The way Victor Geminiani sees it, Hawaii’s high cost of living has produced a kind of pipeline of homelessness. Many household budgets are so thinly insulated with emergency cash that a single emergency — loss of a job, most likely, or a health problem — can drain away the next rent payment, leaving the family on the streets.
For those who take refuge there — or in the park, beach or car — there’s got to be something better than a nylon tent or even a layer of cardboard to shelter them, he said.
"We’re never going to be able to solve our pipeline to the streets," said Geminiani, executive director at the Hawai‘i Appleseed Center for Law and Economic Justice. "Let’s start experimenting with ideas that provide more humane housing for people until their financial situation improves."
Geminiani is an attorney whose public-interest legal agency, formerly known as Lawyers for Equal Justice, has advocated here primarily for people living in, or needing, low-income housing.
The proliferation of impromptu homelessness camps, however, has driven him and staff attorney Jenny Lee to produce a white paper, titled "Addressing Homelessness: New Approaches to Affordable Housing in Hawai‘i."

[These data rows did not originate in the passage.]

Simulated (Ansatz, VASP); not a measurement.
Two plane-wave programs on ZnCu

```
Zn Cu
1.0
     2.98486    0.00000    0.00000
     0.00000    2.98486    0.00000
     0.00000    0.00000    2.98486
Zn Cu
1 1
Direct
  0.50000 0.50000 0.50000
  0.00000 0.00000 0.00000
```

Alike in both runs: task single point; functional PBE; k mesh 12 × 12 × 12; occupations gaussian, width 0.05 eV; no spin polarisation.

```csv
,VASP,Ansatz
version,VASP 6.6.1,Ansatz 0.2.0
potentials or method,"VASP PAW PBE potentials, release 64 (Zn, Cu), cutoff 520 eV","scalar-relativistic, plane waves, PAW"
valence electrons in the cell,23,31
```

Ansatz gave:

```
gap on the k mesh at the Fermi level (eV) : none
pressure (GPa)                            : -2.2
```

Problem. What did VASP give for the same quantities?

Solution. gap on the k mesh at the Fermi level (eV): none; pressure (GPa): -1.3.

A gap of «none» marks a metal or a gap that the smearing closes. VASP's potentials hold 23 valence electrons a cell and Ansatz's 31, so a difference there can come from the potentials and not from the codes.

It’s illuminating a debate over the most acute needs and the best directions for innovation. The report focuses on cheaper ways of providing more durable structures: everything from sturdy hexagonal shelters known as yurts to repurposed shipping containers converted to cabins.
Others believe the best course for progress is finding new ways of delivering social services to homeless individuals and families, to assist those facing chronic barriers and to help the capable back to self-sufficiency.
The conclusion of most people in the know: There’s ample room for new ideas along multiple fronts.
The report is making the rounds of social service providers working in the field, as well as lawmakers such as state Sen. Suzanne Chun Oakland, who chairs the Human Services Committee. Among her many roles this session is shepherding bills dealing with various housing challenges (a few of the highlights, as well as private initiatives, are listed on page E4).
Chun Oakland also heads a Housing and Homeless Task Force that brainstorms about solutions for the whole range of sheltering problems.
"We want to put most of our resources into permanent housing and into services to help individuals and homeless families to settle into housing," she said. "But for those who really, truly can’t go to a shelter … they’re on the street. If we can designate an area for them — and I’m not thinking open area, but more churches, nonprofits that have property, even schools that are closed, not being used for anything. I wish we could have a safe place for them to stay."
For example, Mitchell said, she’d like to build on the work of organizations such as Family Promise of Hawaii, a network of churches that cooperate in housing individuals and families, who rotate on a weekly basis from place to place.
Geminiani said he worries about transience of people moving from one site to the next. His agency’s report points to success experienced in other cities with permanent or semi-permanent sheltering communities.
One example in Portland, Ore., is Dignity Village, an encampment run by its residents through the sponsorship of a nonprofit that signed a management contract with the city. The advantages of cheaply constructed but decent dwellings, as well as the pride of self-governance, can help stop the downward spiral of homelessness, he added.
"That would give people some stability in their life," Geminiani said, "and you can build around that sense of community."
The benefits of community don’t accrue simply from familiarity. Connie Mitchell is executive director of the Institute for Human Services, Hawaii’s longest-established shelter and social service agency. Down Iwilei Road from the IHS men’s shelter, the city had recently cleared a fairly long-standing encampment
"Prior to that there was all kinds of drug-dealing going on over there," she said, "and if that’s the kind of community … I don’t support that," she said.
Mitchell said that IHS policy is geared much less toward making encampments comfortable and more toward social-service intervention to provide assists at-risk clients need to avoid or shorten a period of homelessness. In addition, she said, outreach will increasingly include getting mental-health and substance-abuse services to people where they are.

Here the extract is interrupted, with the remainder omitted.